First it was Skype, then came Jajah, and now it is the turn of Gizmo Project to offer almost free voice calls to the old PSTN numbers. We are seeing the price of plain vanilla voice collapse to almost zero. (Some argue, with Skype to Skype calling, those prices are already zero.)
Gizmo, infact is going one step further and offering free dialing to old-fashioned phone and mobile numbers in 60 countries. When you sign up for Gizmo Project, you fill out your profile and add your work; mobile, and home phone numbers to that profile. These are the numbers that can be called for free.
To be eligible for All Calls Free, users have to log in to their account and make a call using Gizmo Project to attain “active” status. The countries included in this plan are China, the United States, Brazil, Japan, Germany, Thailand, France, the United Kingdom, Italy, South Korea, Spain, Canada, and more. (Sadly, calls to India are not part of the plan, so calling mom is still going to cost a lot of cash. Acceptable expense, I would say!)
This free voice movement had me thinking – what kind of a loss is acceptable to these companies? Though it is hard to get a straight answer, Jajah officials say they can make up all the losses in premium services such as scheduled conference calling, or other such services.
“Wholesale PSTN rates are sooo cheap these days that it’s not much different than the cost of bandwidth back when I started Scour.net,” says Jason Droege, chief executive of SIPphone, the company behind Gizmo Project. “In the last 12 months I’ve seen wholesale PSTN costs drop dramatically and I expect this to continue. ” (I would need to check on that – its almost midnight, so cannot hassle folks at Telegeography just as yet!)
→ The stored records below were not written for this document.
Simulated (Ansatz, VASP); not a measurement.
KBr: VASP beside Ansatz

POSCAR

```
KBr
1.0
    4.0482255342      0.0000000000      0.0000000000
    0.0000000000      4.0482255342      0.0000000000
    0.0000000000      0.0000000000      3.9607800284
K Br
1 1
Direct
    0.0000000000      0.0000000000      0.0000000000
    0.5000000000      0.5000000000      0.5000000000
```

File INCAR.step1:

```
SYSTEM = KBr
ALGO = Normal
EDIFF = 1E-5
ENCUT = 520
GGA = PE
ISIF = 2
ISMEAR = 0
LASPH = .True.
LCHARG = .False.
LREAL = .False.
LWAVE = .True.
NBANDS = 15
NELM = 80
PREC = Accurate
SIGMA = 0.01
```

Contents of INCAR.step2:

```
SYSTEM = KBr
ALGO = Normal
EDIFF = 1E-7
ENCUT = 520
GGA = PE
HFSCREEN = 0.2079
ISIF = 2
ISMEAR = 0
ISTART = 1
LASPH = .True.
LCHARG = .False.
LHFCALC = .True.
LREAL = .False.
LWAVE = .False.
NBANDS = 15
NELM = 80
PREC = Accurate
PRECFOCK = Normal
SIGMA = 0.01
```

Like Jajah, he believes that there are many other ways to make money off usage here – pay-per-call ads, premium services, calling to non-covered countries, virtual numbers. Still, being a believer in the age-old dictum that there are no free lunches in life, I suspect that many of the VoIP companies (including Skype) are finding that attracting users beyond the early adopter set is hard, and needs major marketing dollars.
Random though – more trouble for Vonage perhaps?